Release Date: May 22, 2026 via Nuclear Blast Records - The easy read on Grand Serpent Rising is that Dimmu Borgir have returned to form. Darker, heavier, guitars back in front. Eight years after Eonian, the corrections have been made. That's not wrong. But it's not the whole story either.

Sit with this record long enough and something else starts to emerge. What you hear is a band choosing to come back. Abrahadabra stretched orchestral maximalism to its limit; Eonian dissolved into electronic texture. Both records pushed outward, testing how far the Dimmu identity could be morphed before it lost shape. Grand Serpent Rising feels like the moment they stood at those edges, looked down, and walked back. Not out of hesitation, but with intent. There's a quiet confidence in that decision.

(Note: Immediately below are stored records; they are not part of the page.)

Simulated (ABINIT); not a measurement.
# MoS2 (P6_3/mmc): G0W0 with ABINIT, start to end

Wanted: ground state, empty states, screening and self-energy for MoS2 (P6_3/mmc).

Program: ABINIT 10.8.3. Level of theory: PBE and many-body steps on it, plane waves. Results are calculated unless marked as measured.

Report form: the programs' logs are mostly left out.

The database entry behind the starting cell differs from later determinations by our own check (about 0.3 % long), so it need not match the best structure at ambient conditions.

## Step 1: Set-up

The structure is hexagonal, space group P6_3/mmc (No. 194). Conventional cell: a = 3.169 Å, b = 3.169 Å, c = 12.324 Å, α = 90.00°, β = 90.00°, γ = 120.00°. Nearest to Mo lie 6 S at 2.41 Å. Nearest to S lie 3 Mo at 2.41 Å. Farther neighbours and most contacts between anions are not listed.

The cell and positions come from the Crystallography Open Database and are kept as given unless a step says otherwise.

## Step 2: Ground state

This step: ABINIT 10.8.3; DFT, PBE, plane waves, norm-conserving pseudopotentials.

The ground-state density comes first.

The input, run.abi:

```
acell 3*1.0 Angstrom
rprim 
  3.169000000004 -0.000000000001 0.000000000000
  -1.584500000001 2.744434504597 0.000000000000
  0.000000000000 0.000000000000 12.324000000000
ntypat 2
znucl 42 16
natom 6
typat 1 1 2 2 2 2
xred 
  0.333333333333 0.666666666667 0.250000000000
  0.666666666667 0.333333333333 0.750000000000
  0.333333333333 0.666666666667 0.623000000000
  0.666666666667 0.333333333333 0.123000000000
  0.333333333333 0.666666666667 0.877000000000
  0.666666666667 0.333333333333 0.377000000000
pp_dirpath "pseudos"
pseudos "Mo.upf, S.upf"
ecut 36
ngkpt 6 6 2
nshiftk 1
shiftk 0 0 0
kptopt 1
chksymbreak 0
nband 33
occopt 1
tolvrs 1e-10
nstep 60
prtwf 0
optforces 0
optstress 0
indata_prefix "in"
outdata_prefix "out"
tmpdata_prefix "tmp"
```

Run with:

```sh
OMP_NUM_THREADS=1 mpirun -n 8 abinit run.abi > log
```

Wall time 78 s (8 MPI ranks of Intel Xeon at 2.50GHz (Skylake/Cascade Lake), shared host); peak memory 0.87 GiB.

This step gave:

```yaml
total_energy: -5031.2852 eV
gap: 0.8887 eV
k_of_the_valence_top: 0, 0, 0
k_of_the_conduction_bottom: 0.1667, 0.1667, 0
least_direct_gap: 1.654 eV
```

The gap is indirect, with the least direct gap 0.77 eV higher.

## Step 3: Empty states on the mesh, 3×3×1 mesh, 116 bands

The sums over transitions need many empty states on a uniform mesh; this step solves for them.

Opening song Tridentium sets the terms before a note of metal is played. Strings, rain and distressed textures place you somewhere cold and unwelcoming, but the choirs resolve toward something almost hopeful, a sorrowful melody that opens rather than closes. Is this a welcome, or a warning?
Ascent, the first full song, establishes the rules early: guitars first, orchestration in support. It's a load-bearing track, one that would stand if you stripped the symphonic layer entirely, and by the time you reach track three As Seen in the Unseen, the album has already earned your trust, and the orchestration expands without overwhelming the core. Track nine, The Exonerated, inverts the old excesses. The orchestra swells in the chorus, this is still Dimmu Borgir, but when the guitar solo arrives it claims the space rather than serving it. That hierarchy shift is the whole argument in miniature. The guitars carry the weight again.
The Norwegian-language tracks reveal something else. Ulvgjeld & Blodsodel opens with a bullhorn blown raw over a metronomic pulse, a deliberate tick that holds the track in place while layers slowly gather around it. Nearly two minutes pass before the full weight arrives. The vocals take on an almost polyphonic texture here, harsher and more elemental, as though the native tongue pulls something out of Shagrath that English doesn't reach. The scale of this track is cinematic, but the composition holds. Every layer earns its place.
It's around here the record starts to reveal its sleight of hand. For all the expected darkness, the emotional arc leans upward. The chord progressions resolve with lift rather than collapse. The sequencing builds toward release rather than suffocation. Halfway through the album the sense of ascent becomes unmistakable. It reminds me of the melodic optimism that bands like Iron Maiden smuggled into heavy music decades ago. The darkness is still there, but it functions as a delivery system. What it delivers is something closer to triumph.
By the time the closer arrives, choirs dominant, guitars receding, the album has completed its argument. After three decades, Dimmu Borgir sound less like a band returning to form and more like one that needed to find its edges before it could build from the centre.